Scrapping

Note

To use this command you will have to install Deovi with the feature scrapping.

The scrapping tool stands on TMDb API to get TV serie details and cover. Details are written to manifest along the cover into the given destination.

The first purpose of this scrapping tool is to create manifest suitable with collector from collect.

Requirements

  1. First you will need a TMDb account;

  2. Then create an API key;

  3. You will give this key to the command else it won’t be able to request the TMDb API;

Giving API key to command

Either you give it directly as a string with option --key:

deovi scrap [TVID] [DESTINATION] --key your-key

Or you can save your key into a file like tmdb-api-key.txt (and only the key, nothing else) and give it with option --filekey:

deovi scrap [TVID] [DESTINATION] --filekey tmdb-api-key.txt

TV Id

Actually only TV serie shows are implemented for scrapping. When you need to request for a show details you will have to give its ID since Deovi does not implement show discovering from a title or any other field.

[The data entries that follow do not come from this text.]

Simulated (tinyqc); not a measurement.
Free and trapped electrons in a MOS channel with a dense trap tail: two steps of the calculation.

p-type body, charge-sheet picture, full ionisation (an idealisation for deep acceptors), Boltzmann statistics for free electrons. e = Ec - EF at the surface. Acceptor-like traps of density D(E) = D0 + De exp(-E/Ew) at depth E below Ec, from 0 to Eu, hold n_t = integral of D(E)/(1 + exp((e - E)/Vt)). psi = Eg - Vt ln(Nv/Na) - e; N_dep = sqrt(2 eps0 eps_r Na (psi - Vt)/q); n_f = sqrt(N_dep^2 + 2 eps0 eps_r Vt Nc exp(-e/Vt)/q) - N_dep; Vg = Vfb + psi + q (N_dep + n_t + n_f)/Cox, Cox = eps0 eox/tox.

So to get this ID you will need first to browser TMDb site, find a show and go to its details page. The ID is not very obvious, it is in the show details page URL.

For example with the show The Outer Limits, its url should be:

https://www.themoviedb.org/tv/21567-the-outer-limits

Where its ID is:

21567

Manifest and poster files

When using the scrap command you have to give a destination path which is a directory dedicated to a single TV show. It needs to be dedicated since manifest and poster files have a generic name that would overwrite any previous files from another show.

So when the command succeed to retrieve a show details, you will possibly have these files into the destination directory:

manifest.yaml

The manifest file in YAML format which will contains all details returned by the TMDb API and is suitable with collector from collect command.

If a previous manifest file already existed in the destination directory it will be totally overwritten by a new one. However if there is any differences between old and new manifest, they will be showed and possibly stored into a manifest.diff.txt (see below).

manifest.diff.txt

If there was already a manifest file in the destination directory, it will be overwritten with the new one.

You can ask to store a resume of differences along the manifest file with option --write-diff, it will contains something like this:

Item root['ping'] removed from dictionary.
Item root['genres'][2] removed from iterable.

This file is not really observed by the scrapper, you will need to remove it yourself and it can be overwritten by a following run of the scrapper.

cover.jpg

If show has a poster image, it will be downloaded and written with this name.

Previous existing cover file can be overwritten by a following run of the scrapper.

Language

TMDb support many languages for details contents. You just have to give the right language code to the command to get content in a specific language, obviously it must be supported on TMDb.

Note

The details contents and poster image are affected by your language choice.

For example if you require to get details in french you would just have to ask for it with option --language:

deovi scrap [TVID] [DESTINATION] --language fr

The default language used in command is “english”, so you don’t need to ask for it explicitely.

Usage

For example, we want to get the details from TV show The Outer Limits in french into directory scrapped/the-outer-limits:

deovi scrap 21567 ./scrapped/the-outer-limits --language fr

That would write the following files to given destination:

the-outer-limits/
├── cover.png
└── manifest.yaml